16 July 2008
Practice
27 May 2008
At last, at last, thank God, a winner at last!
Guard Dog
25 March 2008
4th Monday @ Barnes & Noble
Comestible conversation
Flecks of indignation pepper speech.
Kernels of sarcasm direct conversation waste.
The thrown away spoken word becomes moldering vegetable peel.
Words need growth and time to age and ripen, to reach maturity, to arrive on point, to be apropos or not at all.
Much like beer, wine, cheese or chocolate, words require proper preparation and degustation.
When carefully handcrafted, the well chosen "bon mot" has savor, balance, delicacy and weight.

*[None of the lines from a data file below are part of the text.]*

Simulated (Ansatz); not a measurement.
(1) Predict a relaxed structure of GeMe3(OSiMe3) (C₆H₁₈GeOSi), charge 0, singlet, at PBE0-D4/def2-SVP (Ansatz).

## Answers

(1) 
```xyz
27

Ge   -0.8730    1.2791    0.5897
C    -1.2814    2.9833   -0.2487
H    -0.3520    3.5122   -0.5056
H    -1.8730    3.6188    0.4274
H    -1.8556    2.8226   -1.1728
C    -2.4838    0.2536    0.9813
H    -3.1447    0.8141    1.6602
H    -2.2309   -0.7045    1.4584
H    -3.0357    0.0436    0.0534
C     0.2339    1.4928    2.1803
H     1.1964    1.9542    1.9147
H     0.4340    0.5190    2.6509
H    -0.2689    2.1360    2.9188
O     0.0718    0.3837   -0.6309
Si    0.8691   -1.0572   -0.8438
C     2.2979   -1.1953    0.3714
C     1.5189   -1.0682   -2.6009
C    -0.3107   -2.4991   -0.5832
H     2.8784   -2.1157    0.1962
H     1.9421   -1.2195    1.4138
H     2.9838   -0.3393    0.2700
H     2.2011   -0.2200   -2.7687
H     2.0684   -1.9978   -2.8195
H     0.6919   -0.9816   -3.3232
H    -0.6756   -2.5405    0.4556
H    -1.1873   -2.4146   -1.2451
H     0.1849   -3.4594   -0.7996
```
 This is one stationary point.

The empty calories of slander and vulgarity and the saucy satisfaction of the quick retort sate only temporarily but are the fast food followed by guilt and more hunger, leaving the unpalatable aftertaste of wanted wit and questionable character.
Plagiarism becomes the store-bought pie that "tastes just like mom's" but its obvious occlusion of source and recipe disgruntles the guest and makes the dish indigestible.
Relax to dine slowly on words to take pleasure in succulent syllables that in a perfect moment give compliment to comestible conversation.
Indefinite articles
a toothbrush with blue and white bristles dropped beside a speed bump
a napkin from Arby's coated in decomposing grease turning it translucent
a losing lottery ticket from a scratch game, instant fun discarded beneath an azalea
a gold-tipped cigarette butt with maybe 30 seconds of tobacco left to smoke
a brown beer bottle, glass shards blending into pine straw
a plastic blue cap from a long lost bottle of spring water
a rubber ball for playing catch, soft molded to resemble a Major League hardball
a Coke can suspended in a shrub like a forgotten Christmas ornament dangling in early spring evergreen
a jumbo paper clip unfolded like a key or tool tossed to the ground after momentary use
a flattened watch battery deceptively reflective like an abandoned nickel
a silver label from a bottle of vodka, crushed on the pavement in an empty parking space
28 January 2008
Poetry Slam @ Barnes and Noble
For once, I performed in a way that wasn't tied to school, was solo, was my own creation and people received it with applause. It makes me glad and helps me to overcome a little social anxiety.
21 January 2008
3PM Barnes and Noble - Newnan, GA
Sitting in the café, commercial wonderland of books and coffee that it is, I see people around me, and I wonder about their lives.
The three students examine children's literature intently, consulting each other about publishers, authors, illustrators and content.
Spouses browse books. The wife is either oblivious or in denial a out her husband's status as a flaming queen. Really, she has to know; don't they all?
An old man flips the pages of a monthly on woodworking, glossy photos and drawings for next weekend's backyard or tool shed project.
Me? I stop writing long enough to read a few paragraphs of Le Comte de Monte-Cristo. Why exactly does Edmond Dantès need 1500 pages to exact his exquisite revenge on those who betrayed him?
At tables and in upholstered chairs, portable PC's plugged into wall sockets send data packets through WinSockets across WiFi connections freely offered by the bookstore.
The librairie is busy, and I imagine that there must be a reader for every one of the thousands of titles shelved for sale. But there isn't. The store could not accommodate as many, and so few people read books cover to cover any more.
Even these students--of education, of writing, of literature, who knows?--don't read the books piled before them. Pages flip. PowerPoint slides compile. Presentations materialize, but no one seems to enjoy the wealth and power of knowledge and experience in written word and artful images.